There are many factors that go into the creation and completion of a business project. One of the key components of a successful project is effective project management. With an experienced team to manage projects, it's easier to create and execute project goals and stay within the allotted budget and schedule.

In this article, we discuss what project management is, why it's important to manage projects and how to effectively manage projects through the five phases of the project life cycle, plus we review tips for managing projects better.

What is project management?

Project management is the ability to manage a project’s resources, including people, capital, equipment and technology, to achieve a project’s objectives and goals within given parameters. These parameters, or constraints, are time, budget and the project’s scope.
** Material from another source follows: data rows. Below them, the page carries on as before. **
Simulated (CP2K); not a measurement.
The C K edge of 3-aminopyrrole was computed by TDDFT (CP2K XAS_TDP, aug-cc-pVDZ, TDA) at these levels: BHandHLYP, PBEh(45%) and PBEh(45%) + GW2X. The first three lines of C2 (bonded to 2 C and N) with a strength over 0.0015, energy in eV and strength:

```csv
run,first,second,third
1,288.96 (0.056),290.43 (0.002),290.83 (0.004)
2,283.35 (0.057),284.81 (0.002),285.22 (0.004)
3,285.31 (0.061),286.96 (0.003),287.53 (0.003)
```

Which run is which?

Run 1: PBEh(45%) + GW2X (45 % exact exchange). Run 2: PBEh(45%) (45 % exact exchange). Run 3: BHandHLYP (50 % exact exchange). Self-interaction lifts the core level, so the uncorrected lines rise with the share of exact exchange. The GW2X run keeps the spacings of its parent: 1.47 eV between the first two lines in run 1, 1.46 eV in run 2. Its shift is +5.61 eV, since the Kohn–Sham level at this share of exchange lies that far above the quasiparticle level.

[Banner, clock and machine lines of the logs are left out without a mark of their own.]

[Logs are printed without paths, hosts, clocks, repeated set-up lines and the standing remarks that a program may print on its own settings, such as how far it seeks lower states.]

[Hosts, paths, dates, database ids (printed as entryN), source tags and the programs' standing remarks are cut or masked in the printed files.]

Why is it important to manage projects?

Projects can become costly, so having capable project management in place to help ensure a project goes according to plan is essential. Projects that are managed well are able to meet their targets, as well as account for any problems or unexpected factors that may arise. 

Project managers are expected to keep the “iron triangle” of constraints in order so the project can achieve its objectives. Projects are also often interdependent—meaning that what happens in one project will surely impact another. The constraints of cost, deadlines and scope must be properly managed or the project can collapse.

Related: 8 Qualities of a Successful Project Manager

How to manage projects and their 5 phases

Here’s an overview of the five phases of project management to help you effectively manage your next project from kickoff to launch:

1. Initiate the project

Before you can begin a project, it may be beneficial to complete a feasibility study to prove that the project is viable and can add profit to the company. The feasibility study includes items such as extensive research and data on the scope of the project, the project’s monetary and technical requirements, a proposed series of plans and actions and an evaluation of the cost-effectiveness of the project.

Once a contractor completes the feasibility study, a team of stakeholders and other relevant parties can review the study and determine if they wish to proceed. If they approve, they may discuss and establish the project’s goals, a proposed timeline of events, team management strategies and a chain of communication.

A few key aspects of the initiation phase of the project include:

  • Documentation: Document why the project is useful, what its goals are and the return on investments.

  • Team management: Create job descriptions and objectives for each position and explain how each team member can benefit the project.

  • Project space: Create a space for the project manager and support staff to work during the project.

Related: Feasibility Studies: Definition, Benefits and Types

2. Plan the project

After the stakeholders have approved the project, you can sit with your management team and list all the work you need to complete within the project’s parameters. This may include a project budget, resources and a timeline. Project planning is an essential part of the success of any project, so consider being as detailed as possible when planning.

Here are a few details to include in project planning:

  • Task list: Create a task list that includes all the smaller tasks required to complete the overall project.

  • Budget: The budget needs to be precise before the project begins, so try to include all foreseeable expenditures, such as labor and operating costs.

  • Project schedule: A project schedule has all the deadlines for a project and can help keep the project moving efficiently toward its deadline.

Related: What Is Project Planning? (With Examples)

3. Execute the project

After thoroughly planning the project, the team can carry out the tasks outlined in the plan. Before your team begins working, meet with your team to kick off the project and discuss the larger goals of the project and divide them into smaller, more achievable goals. You can set deadlines for each of the smaller goals and ensure that team members know their roles and what tasks they're responsible for completing.

Once your team decides how to proceed, they can begin working on their tasks. It may be beneficial to have semi-regular meetings with your team so you can make sure everyone is completing their duties on time, answer questions and clarify expectations or directions.

Here are a few items to consider during the project execution phase:

  • Cost management: To stay on budget, you can track the cost of all materials and labor for the project.

  • Procurement management: You might purchase or rent outside resources in order to complete the project. Having clear communication with the vendors will help you get your resources within your budget and on time.

  • Collaboration management: It's important that you have open communication so you and your team members can exchange important information about the project.